Full results for the Spanish bank’s UK arm were meant to be published this morning, but the lender said on Monday that it was delaying publication due to last Friday’s judgement. A limited set of numbers were published alongside the bank’s wider results.
The Court of Appeal ruled that a broker could not lawfully receive a commission from the lender without obtaining the customer’s fully informed consent to the payment.
Santander said that the judgement set a “higher bar” for the disclosure and consent to any commission paid than had previously been the case.
The bank said it disagreed with the conclusions, noting that both defendant firms have said they will appeal the decision.
However, Santander said it was “taking time to consider the judgement and the potential exposure it creates”.
“It is not practicable to reliably estimate at this point in time the extent of any potential financial impact,” it said.
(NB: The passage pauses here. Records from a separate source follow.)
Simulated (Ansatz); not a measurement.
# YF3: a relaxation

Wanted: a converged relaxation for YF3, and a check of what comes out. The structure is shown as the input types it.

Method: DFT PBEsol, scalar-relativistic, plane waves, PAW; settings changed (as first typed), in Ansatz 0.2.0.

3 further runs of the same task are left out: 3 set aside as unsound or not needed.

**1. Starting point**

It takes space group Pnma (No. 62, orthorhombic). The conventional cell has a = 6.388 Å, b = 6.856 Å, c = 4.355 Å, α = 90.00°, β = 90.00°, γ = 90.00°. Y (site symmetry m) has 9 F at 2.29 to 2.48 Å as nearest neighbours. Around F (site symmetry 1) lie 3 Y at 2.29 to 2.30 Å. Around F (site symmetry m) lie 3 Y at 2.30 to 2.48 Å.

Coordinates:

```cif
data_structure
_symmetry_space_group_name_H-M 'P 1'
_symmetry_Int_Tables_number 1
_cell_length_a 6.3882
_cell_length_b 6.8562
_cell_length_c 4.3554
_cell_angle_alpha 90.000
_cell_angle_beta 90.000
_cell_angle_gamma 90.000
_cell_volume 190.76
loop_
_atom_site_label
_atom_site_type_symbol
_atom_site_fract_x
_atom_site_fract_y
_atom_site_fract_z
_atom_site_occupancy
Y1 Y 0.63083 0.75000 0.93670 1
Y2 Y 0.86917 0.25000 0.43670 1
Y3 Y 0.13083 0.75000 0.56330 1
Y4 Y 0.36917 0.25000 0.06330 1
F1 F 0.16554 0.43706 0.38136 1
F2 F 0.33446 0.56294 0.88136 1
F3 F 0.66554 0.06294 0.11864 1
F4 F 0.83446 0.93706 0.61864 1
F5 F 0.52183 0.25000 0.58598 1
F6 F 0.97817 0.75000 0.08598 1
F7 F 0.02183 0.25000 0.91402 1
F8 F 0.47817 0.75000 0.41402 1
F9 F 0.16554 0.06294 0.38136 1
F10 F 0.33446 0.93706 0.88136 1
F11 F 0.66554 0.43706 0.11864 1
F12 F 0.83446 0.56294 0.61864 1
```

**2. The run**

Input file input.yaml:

Analysts at RBC Capital Markets estimate that Santander UK’s exposure is likely to be around £1.1bn, but could be up to £1.7bn in the worst case.
Analysts have estimated the overall bill for the sector could be as high as £16bn.
The wider group reported that pretax profit had increased 11 per cent in the third quarter, rising to €4.9bn.
This was driven by an eight per cent increase in net interest income, with growth in all businesses and regions. The performance of its retail arm was particularly strong across Europe, North America and South America.